In addition to the previously mentioned classes of substantive declension there is a small group of nouns which form their plural in a different (as they say, “irregular” way). This group belongs to the strong declension. To this group belong many common kinship terms:

fader (faðer Westside/Foula), moder, syster, dotter, son, bruder

Words are used in high style speech and have more colloquial equivalents/counterparts: påbi mw, mor, brui mw. instead of fader, moder, bruder respectively.

The following words do not change in the singular and have an umlaut in the plural wherever the root vowel allows it. The endings in plural are similar to those in the other classes of substantives. Mor 'mum' belongs to the same class and has the same plural as moder 'mother'.

Sg. Pl.
Nom. - Acc. Nom. - Acc.
masculine:  
fader – fader feder – feder
bruder – bruder brøder – brøder
son – son syner – syner
   
feminine:  
moder – moder møder – møder
mor – mor møder – møder
dotter – dotter døter – døter (NB single t!)
syster – syster systrar – systrar

The irregular class also includes the following words:

masculine: finger ‘finger’ (pl. finger), fud ‘foot’ (føder), mann ‘man’ (menn)
feminine: buk ‘book’ (bøker), nått ‘night’ (neter, NB single t!), gås ‘goose’ (geser), mus ‘mouse’ (møs), ku ‘cow’ (kør).

Exercise 6.1
Translate into Nynorn:

I have a father and a mother. Mothers love fathers and sisters love brothers. Nights are cold. Feet are long. Geese are seeing men.

 

2. Accusative of adjectives

In Nynorn the cases are proper/intrinsic/inherent not only to substantives. Adjectives and some other grammatical classes, such as pronouns, participles and certain numerals take them too. In this chapter we introduce the accusative form of adjectives (the nominative was covered in Lesson Three):

  Sg. Pl.
  Nom. - Acc. Nom. - Acc.
M. gul – gulan guler – gula
F. gul – gula gular – gular
N. gult – gult gul – gul

Notice that as in the case of substantives, adjective neuter and plural feminine forms do not distinguish between nominative and accusative.

Examples.
Eg se sturan hest. Hun elskar blidan drenga. Vi finna ikke gula tasku. Du hever gott kast at gera dað. Hann ser fullan måna, hvitar sterner og brett hav. Der hava ung bånn og svarta hesta.
I’m seeing a big horse. She loves a kind boy. We don’t find a yellow bag. You have a good possibility to do that. He is seeing the full moon, a white star and the broad ocean. They (the women) have young children and black horses.

Exercise 6.2
Translate the following phrases into Nynorn:

I am placing a yellow cup on a white table. They are seeing young dogs and old birds. We are thinking about a big star. We are traveling over a green valley (dal m.s2.). They (M and W) are traveling over green valleys.

to place – at legga vw1
to think about – at tenka um vw2
valley – dal (m. s2)

 

3. Possessive pronouns

Possessive pronouns, which express ownership, can be divided into three groups:

a. min ‘my,mine’, din ‘your, thine (sg)’, vor ‘our’, dor ‘your pl.’
b. hans ‘his’, hennar ‘her’, dess ‘its’, derra ‘their’
c. sin ‘his/her/its/their own’

The words in group a. belong to the 1st and 2nd persons. They decline like adjectives, with a few exceptions for min ‘my’ and din ‘your,thine’:

1. In the accusative of masculine min and din stay unchanged.
2. In the neuter nominative and accusative min and din change to mitt and ditt respectively.

  Sg. Pl.
  Nom. - Acc. Nom. - Acc.
M. min – min miner – mina
F. min – mina minar – minar
N. mitt – mitt min – min

(din ‘yours’ and sin ‘his own’ decline accordingly).

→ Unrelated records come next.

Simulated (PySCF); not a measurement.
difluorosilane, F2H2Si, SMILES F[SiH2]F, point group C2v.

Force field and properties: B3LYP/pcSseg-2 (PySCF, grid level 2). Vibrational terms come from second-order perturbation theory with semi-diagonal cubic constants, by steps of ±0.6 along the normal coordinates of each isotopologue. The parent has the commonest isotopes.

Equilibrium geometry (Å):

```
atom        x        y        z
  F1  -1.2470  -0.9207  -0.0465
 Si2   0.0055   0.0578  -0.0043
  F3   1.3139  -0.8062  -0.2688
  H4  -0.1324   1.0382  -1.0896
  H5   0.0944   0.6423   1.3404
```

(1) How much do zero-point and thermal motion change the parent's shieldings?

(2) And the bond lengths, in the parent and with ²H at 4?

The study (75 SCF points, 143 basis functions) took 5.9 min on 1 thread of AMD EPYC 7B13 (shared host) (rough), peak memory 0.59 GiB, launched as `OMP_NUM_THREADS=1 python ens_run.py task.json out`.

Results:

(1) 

Vor and dor decline like usual adjectives.

The pronouns in group b. belong to the third person. They are never inflected for case. These forms are actually the genitive forms of the respective personal pronouns (which will be covered in future lessons), and this is why they do not need to change any more.

As you will see later, the pronouns from the group a. descend from genitive forms of respective personal pronouns too. The only difference is that they have turned into independent words and started taking cases on their own.

The pronoun sin means ‘his/her/its/their own’. The difference between sin on the one hand and hans/hennar/dess/derra on the other can be best illustrated with the following examples:

Hann ser sin hest. He’s seeing his own horse
Hann ser hans hest. He’s seeing his (somebody else’s) horse
Hun kenner sitt atdriv. She knows her (own) business.
Hun kenner hennar atdriv. She knows her (somebody else’s) business.
Dir elska sina hesta. They (masc.) love their own horses.
Dir elska derra hesta. They (masc.) love their (somebody else’s) horses.

X kenner Y. Hann ser sin hest. Hann ser hans hest.
X knows Y. He’s seeing his (own) horse. He’s seeing his (Y’s) horse.

X og Y kenner Z og T. X og Y elskar sina hesta. X og Y elska derra hesta.
X and Y know Z and T. X and Y love their (own) horses. X and Y love their (Z and T’s) horses.

Examples:
Vi tenka um vora ferd runt um Island. Eg kenni hans konu og derra bånn. De kenna etsa min bånn. Hun elskar sin bruder. Din son kenner ikke mina dotter. Dorer hestar rida øver voran voll. Miner foreldrar kenna ikke dinar systrar. De elskar derra hunda.
We are thinking about our trip around Iceland. I know his wife and their child(ren). They know my children too. She loves her (own) brother. Your son doesn’t know my daughter. Your horses are riding over our field. My parents do not know your sisters. They love their (somebody else’s) dogs.

Exercise 6.3
Translate into Nynorn:

My horses are going into your (of you=du) houses. My child is going into your (you=di) house. Her father knows my parents. I know their mother, but don’t know her sister. He is thinking about our dogs. They (M and W) find their (own) dog. My daughters love your (you=di) dogs. I’m giving you my book. You (sg.) are not thinking about your heart. He is not thinking about his (own) heart.